ISU Audio and Arduino Club

Resistometer project build instructions

Below are step-by-step instructions for building the Resistometer project.

The order of assembly given below is a suggestion — there is nothing wrong with soldering the parts in a different order.

The usual tools are required: solder and soldering iron, needle-nosed pliers for manipulating parts and pulling leads, and wire cutters for trimming leads after soldering. Helpful but not essential would be a vise for holding the boards and a magnifying glass and light for viewing small print.

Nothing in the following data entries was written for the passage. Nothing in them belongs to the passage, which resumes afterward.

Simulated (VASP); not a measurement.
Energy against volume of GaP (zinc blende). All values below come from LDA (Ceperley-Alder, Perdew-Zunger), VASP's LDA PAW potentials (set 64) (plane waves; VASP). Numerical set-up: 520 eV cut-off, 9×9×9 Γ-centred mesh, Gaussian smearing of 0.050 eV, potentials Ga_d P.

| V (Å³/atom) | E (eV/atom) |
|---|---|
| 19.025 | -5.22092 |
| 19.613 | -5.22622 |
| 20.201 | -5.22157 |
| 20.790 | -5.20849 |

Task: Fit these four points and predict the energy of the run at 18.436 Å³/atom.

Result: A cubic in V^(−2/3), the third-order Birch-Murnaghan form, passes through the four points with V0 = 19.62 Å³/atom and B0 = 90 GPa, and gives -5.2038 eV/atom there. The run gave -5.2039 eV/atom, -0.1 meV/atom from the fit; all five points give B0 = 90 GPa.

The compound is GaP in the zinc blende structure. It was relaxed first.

1. Assemble the parts. (See the BoM for the complete list.)
2. As usual, we start small and work our way to the bigger parts. The three 10-kΩ resistors (brown-black-orange) resistors are easy to do. These are 5% tolerance resistors. Two are pullups for the I2C serial communications channel (R6 and R7) and one is the pullup for the Atmega reset (R5).
   
3. Next, do four small capacitors. Two 100-nF (104) capacitors — 2 for Atmega bypassing (C3 and C4), one 0.22-uF (224) or 0.33-uF (334) capacitor for the input of the voltage regulator (C1), (Either works, use whatever is in your kit.), and one 100-nF capacitor on the output of the regulator.(C2).
   
4. Now, let's do the 16-MHz oscillator crystal (Y1) for the microcontroller and associated 22-pF (22J) capacitors (C5 and C6).
   
5. Next up, add the "power on" LED D1 and its 1-kΩ limiting resistor.resistor (brown black red) in R1. The LED is directional — it must be soldered in with the correct orientation. The longer lead is positive and goes in the circular through hole. The shorter lead is negative, and it goes in the square through hole.
   
6. Now add the two 1% resistors that are used for the voltage-divider measurement. They have a blue color and are hard to read. (220-Ω = red red black black and 56kΩ = green blue black red).It might be a good to measure them with the ohm-meter in the lab, so that you know which is which. Also, you can enter the measured values into the sketch and give a slight improvement to the measurements. The 220-Ω resistor is R2 and the 56kΩ resistor is R3. (Nothing goes into R4.) -
   
7. Next up, add the chip socket — (U2) for the Atmega chip. This one is tedious — 28 pins. Solder one pin and check the alignment. Then take a deep breath and start soldering the other 27.
   
8. The LM7805 voltage regulator. (U1). You leave standing straight up or bend the leads so that it lays down flat, as shown here. You will probably have to fiddle with the bending little bit to get a good fit.
   
9. Now, we can do the barrel jack for connecting the 9-V battery.
   
10. The six-pin ICSP header in case you want to do external programming of the Atmega.
    
11. Next up, the two 3-position female headers that will hold the resistor being tested.
    
12. Home stretch! Attach the OLED display and solder it in place. Suggested approach: Push all four of the nylon screws through the holes. It's a tight fit and you will need to apply a bit of force to get the screws through. (It will be OK!) The turn the display over and put the four spacers on the screws. Next turn the PCB over and insert it onto the display. Thread on the four nuts and use a screw driver to tighten everything up. Finally, solder in the four pins for the display.
    
13. Attach 4 bumper feet to the bottom corners, so that the board sits level when you are using it. You will probably need to use an exacto knife to trim off the excess length of the nylon screws. (But don't cut yourself!)
    
14. To finish up, insert the Atmega328 chip into the socket. You can program before installing or after, using the ICSP header. You will probably have to fiddle with the leads, bending them in a bit so that all leads fit into the socket. Don't force it! Once the chip is programmed, attach a battery and start measuring resistors!